Saturday, March 28, 2009
This floral still life was set up by my mother, and I remember the joy of painting it. She was limited by her illness, and unable to practice her own artistic endeavors in any consistent way, but she was one of the most important teachers I have had.
She taught me to use watercolors, charcoal, conte crayon. I recall many instances of her setting me up to draw something, and giving me very good constructive criticism on my efforts. In conte crayon she would have me do drawings using colored charcoal paper and white crayon only. What lovely effects that produced. She had a collection of porcelain figures, and I recall drawing them with highlights only, and the magic of seeing the entire piece appear as the eye filled in the rest of the figurines.

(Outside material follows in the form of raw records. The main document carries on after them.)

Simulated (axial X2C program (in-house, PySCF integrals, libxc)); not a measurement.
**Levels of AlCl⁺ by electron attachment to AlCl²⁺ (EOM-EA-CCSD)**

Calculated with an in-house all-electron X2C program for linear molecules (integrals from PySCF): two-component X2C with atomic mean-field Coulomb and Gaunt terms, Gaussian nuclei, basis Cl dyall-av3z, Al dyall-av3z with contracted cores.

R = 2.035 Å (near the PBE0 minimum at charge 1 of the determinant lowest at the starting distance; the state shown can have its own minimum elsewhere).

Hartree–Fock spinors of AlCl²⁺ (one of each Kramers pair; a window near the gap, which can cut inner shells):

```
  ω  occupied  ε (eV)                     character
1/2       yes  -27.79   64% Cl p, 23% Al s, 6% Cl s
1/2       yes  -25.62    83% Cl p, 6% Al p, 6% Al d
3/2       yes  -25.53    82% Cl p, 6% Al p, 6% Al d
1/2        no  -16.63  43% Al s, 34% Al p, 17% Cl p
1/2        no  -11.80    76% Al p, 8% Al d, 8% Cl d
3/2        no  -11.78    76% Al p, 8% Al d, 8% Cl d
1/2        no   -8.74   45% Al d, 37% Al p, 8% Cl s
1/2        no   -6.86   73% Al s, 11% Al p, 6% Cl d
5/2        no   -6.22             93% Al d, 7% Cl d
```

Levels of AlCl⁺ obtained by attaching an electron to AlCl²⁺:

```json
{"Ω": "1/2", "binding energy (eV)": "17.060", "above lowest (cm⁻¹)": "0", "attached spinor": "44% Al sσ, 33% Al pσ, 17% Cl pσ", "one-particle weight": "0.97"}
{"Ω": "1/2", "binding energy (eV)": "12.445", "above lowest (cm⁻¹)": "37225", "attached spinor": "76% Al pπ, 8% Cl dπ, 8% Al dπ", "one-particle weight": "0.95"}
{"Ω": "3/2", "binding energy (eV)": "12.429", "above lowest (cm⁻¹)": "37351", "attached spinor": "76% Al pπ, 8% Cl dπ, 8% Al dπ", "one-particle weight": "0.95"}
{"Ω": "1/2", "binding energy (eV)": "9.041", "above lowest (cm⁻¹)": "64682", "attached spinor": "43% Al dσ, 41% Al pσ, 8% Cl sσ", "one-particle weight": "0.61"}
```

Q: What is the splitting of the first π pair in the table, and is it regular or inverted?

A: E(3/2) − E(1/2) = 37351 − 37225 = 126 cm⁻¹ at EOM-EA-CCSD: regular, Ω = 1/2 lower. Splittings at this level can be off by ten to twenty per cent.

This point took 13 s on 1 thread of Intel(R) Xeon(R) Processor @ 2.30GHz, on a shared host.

Mother taught me to see nuances of color in skin, though I was blind to them for years. She would say, "look, there is green under the chin there!" I would stare and see only plain skin. It was similar to looking at books before I could read. The type was a plain grey block to my eye. Then later, when I began typesetting, letter shapes began to be visible to me; rather than simply conveying their meaning, they were an art unto themselves!
Mother believed in talent and did not convey to me the need for consistent and deliberate practice. It is late in life for me, but it is well worth doing even now. I have a lot to build upon, and this practice will enrich my work and my life considerably.
Thank you Young Geoffrion for your comment and your post on practice.